More Afraid to Take a Stand Than Its Characters
Apparently, all concerned claim this movie has nothing to do with the Rosenberg case. This is a ludicrous claim; what else can this movie be about? Oh, it's certainly not a completely biographical version of the story. Not even just in a "names changed to protect ourselves from lawsuits" kind of way. The Rosenbergs had two sons, Robert and Michael, and they're both still alive. They also went the sensible route of filing a Freedom of Information Act request to get information from the government about their parents' case. However, since there aren't a lot of married couples who have been executed for espionage, and since the circumstances are extremely similar, what else can this be about? Anyway, as time goes by, fewer Americans even know who the Rosenbergs were. That ignorance of our own history strikes again. Not that this movie made enough of an impact on culture that it would remind anyone of anything.

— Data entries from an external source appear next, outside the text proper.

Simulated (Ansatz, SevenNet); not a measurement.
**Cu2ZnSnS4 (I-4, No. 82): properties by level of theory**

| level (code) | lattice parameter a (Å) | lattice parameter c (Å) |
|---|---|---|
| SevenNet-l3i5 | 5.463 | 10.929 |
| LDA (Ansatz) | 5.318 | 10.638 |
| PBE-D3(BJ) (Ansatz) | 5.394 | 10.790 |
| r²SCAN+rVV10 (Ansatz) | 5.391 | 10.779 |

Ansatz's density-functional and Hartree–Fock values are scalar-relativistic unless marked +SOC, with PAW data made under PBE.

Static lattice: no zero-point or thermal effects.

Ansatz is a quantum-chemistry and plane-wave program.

Daniel Isaacson (Timothy Hutton) has just found out that his sister, Susan (Amanda Plummer), has attempted suicide. He firmly believes that this is mostly to do with their parents' execution on espionage charges when he and Susan were children. Paul (Mandy Patinkin) and and Rochelle (Lindsay Crouse) were young Communist activists in love, and they were raising their children with Communist ideals. Of course, the problem there is when they were doing it. Paul comes home from the War and runs a little radio repair shop, and even as time passes and Communism becomes a scarier and scarier word to the average American. They are tried, convicted, and executed for "giving the Soviets the secret of the bomb." Years later, after he is a husband (to Phyllis, played by Ellen Barkin) and father, Daniel still can't come to terms with what happened to his parents. Susan tells him how proud she is to be the daughter of her parents, but it may be what has caused her problems.
Or it may not. Susan is never developed much as a character except inasmuch as she is shown to be completely dependent on her brother. She's definitely shown to be freaked out by what happened, in no small part because of the reactions from people at school. (There's a reason the real Rosenberg boys took their foster parents' last name.) However, we never know enough about her to know if she's traumatized by life, mentally ill, or both. Based on what we see, I lean toward both. Maybe it's more clear in the book, but in the movie, Susan is a cipher. She's someone for Daniel to project his feelings on, but really, that's everyone. Tovuh Feldshuh plays Linda Mindish, daughter of Selig (Joseph Leon), who is the man who turned the Isaacsons in. She is also the person who knows what Daniel is really looking for, and she knows she's pretty well it. He wants someone to blame, and since her father is now senile, and since she and Daniel didn't get along as children, she's it. The truth, whatever it is, won't change that.
And that's really the problem with this movie. We never know the truth, and we know that Daniel never will, either. Now, we are told, and it's true, that the idea that the Soviets "stole" the secret of the atomic bomb is a flawed one on several levels. What's more, even if it weren't, there's no reason to believe that Rosenberg/Isaacson had it or could have understood it. It doesn't take much to come to the conclusion that, guilty or not, these were not people who should have been executed for what they did. Especially given the arguable nature of "time of war." However, what Daniel is looking for, he won't find. Can't find. He's looking for someone who to pin the blame on, not just for his parents' deaths but for every wrong in his life. What's more, I think Daniel is projecting so much of himself that there isn't much to him left but desperation and regret. He imagines a life other than the one he leads, and he puts so much of himself into it that he isn't living this one.
Still, Hutton is doing what he can with what he is, and so are the others. There's an extremely embarrassing scene wherein Paul lectures Daniel about wanting Wheaties just because of the baseball player on the box. He goes on about how the baseball player, I forget who it is, is no better than any other worker, because he doesn't own the team. In his case, the means of production. What's more, he's selling himself so that Daniel will want to buy Wheaties instead of wholesome oatmeal. (Ilan Mitchell-Smith, who plays young Daniel, makes the perfect expression of distaste at the very thought.) Not even Mandy Patinkin can pull off that dialogue. However, he does a fine job of playing the youthful, then not-so-youthful, idealist. Timothy Hutton carries of the intensity of a driven man, though I think he also imbues it with a sense of having forgotten what drives him. And, of course, Amanda Plummer always seems to end up playing crazy characters, so it's not anything difficult for her.